Justice Kavanaugh’s Empty Democratic Promise

Returning abortion to the states doesn’t put power into the hands of voters in much of the country.

A photo illustration of the Supreme Court building in a red hue and blue cutouts of a woman's face
Getty; The Atlantic

About the author: David Litt is a former speechwriter for President Barack Obama. He is a best-selling author and the publisher of the newsletter How Democracy Lives.

“The Constitution is neither pro-choice nor pro-life.” So said Justice Brett Kavanaugh, not once, not twice, but three times during last week’s oral argument in Dobbs v. Jackson Women’s Health Organization. It’s the judicial equivalent of a poll-tested line, an attempt to message the overturning of Roe v. Wade as fundamentally pro-democratic, something for voters to decide. A woman’s right to end a pregnancy “should be left to the people, to the states, or to Congress,” Kavanaugh argued.

Kavanaugh’s talking points reflect a political reality: Americans like the idea of self-government. When asked, three-quarters believe that their elected officials should represent the majority’s views. By claiming to be “scrupulously neutral,” another phrase Kavanaugh repeated in oral argument, conservatives are implying that overturning Roe is a small-d democratic position to take.

But the Supreme Court’s position is neither scrupulous nor neutral. Instead, Kavanaugh and his fellow conservative justices seem prepared to impose the will of an anti-abortion minority with a kind of one-two punch. In a ruling in the near future, the Court’s conservatives are likely to hand autonomy over women’s bodies to state legislatures. And in rulings in the recent past, the Court has set those state legislatures up, via gerrymandering and voter suppression, to ban abortion regardless of whether those bans are supported by the people of their state.
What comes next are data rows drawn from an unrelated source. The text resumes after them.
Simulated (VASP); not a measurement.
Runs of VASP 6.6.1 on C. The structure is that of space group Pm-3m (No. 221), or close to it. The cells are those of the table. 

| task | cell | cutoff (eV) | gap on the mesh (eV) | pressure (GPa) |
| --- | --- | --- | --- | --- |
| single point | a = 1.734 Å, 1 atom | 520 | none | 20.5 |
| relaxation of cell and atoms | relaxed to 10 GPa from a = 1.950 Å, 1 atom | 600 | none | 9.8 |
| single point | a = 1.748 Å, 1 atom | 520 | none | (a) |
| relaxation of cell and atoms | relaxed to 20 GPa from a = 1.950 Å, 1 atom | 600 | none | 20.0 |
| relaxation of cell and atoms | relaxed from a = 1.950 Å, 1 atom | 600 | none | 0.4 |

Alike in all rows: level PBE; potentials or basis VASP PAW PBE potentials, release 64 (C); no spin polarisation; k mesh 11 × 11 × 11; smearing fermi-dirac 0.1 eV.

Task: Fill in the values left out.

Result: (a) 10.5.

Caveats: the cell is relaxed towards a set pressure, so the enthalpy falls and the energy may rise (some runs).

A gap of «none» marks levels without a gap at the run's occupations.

Even without the Court’s help, many states’ legislative maps would give the Republican Party a natural edge. That’s because Democratic voters tend to cluster in cities—think of Detroit in relation to Michigan, Philadelphia and Pittsburgh in Pennsylvania, Madison and Milwaukee in Wisconsin. The goal of gerrymandering politicians is to dilute the power of the opposing party’s voters by “packing” them into a small number of districts; when Democrats cluster in cities, they essentially pack themselves. As the urban-rural divide in politics has grown, so too has the GOP’s edge.

In many competitive states, it would be impossible to gerrymander a Democratic majority that would withstand nearly any voter backlash, but fairly easy to gerrymander a lopsided Republican one. And that’s just what Republicans in many states have done. In Wisconsin in 2018, for example, Republicans lost the popular vote by more than eight percentage points, yet won more than 60 percent of the assembly seats.

The Supreme Court has taken this bad situation and made it worse. For years, as gerrymandering became more egregious, the hope was that the Court would step in and throw out the most blatantly partisan maps. But in 2019, in Rucho v. Common Cause, the conservative majority dashed that hope completely, ruling that federal courts cannot overturn a map for being too partisan, even if politicians explicitly drew it to keep their party permanently in charge. They’ve essentially invited Republican state legislators to gerrymander as aggressively as possible—in this redistricting cycle, that’s exactly what we’ve seen happen in states including Ohio, Florida, and North Carolina.

Rucho was a blow to fair districts in general, but its effects have been particularly damaging to state legislatures. In theory, Congress can still pass redistricting reform at the federal level, and the For the People Act would do just that. But Congress is powerless to demand independently drawn districts for state legislatures. Some states have constitutions that curb gerrymandering, and others already have independent commissions or ballot initiatives that allow voters to support reform directly. But thanks to the Court’s conservatives, states without those tools are stuck in a catch-22: The only way to end gerrymandering is with a new state law, but passing a new state law is impossible because the legislatures are so badly gerrymandered.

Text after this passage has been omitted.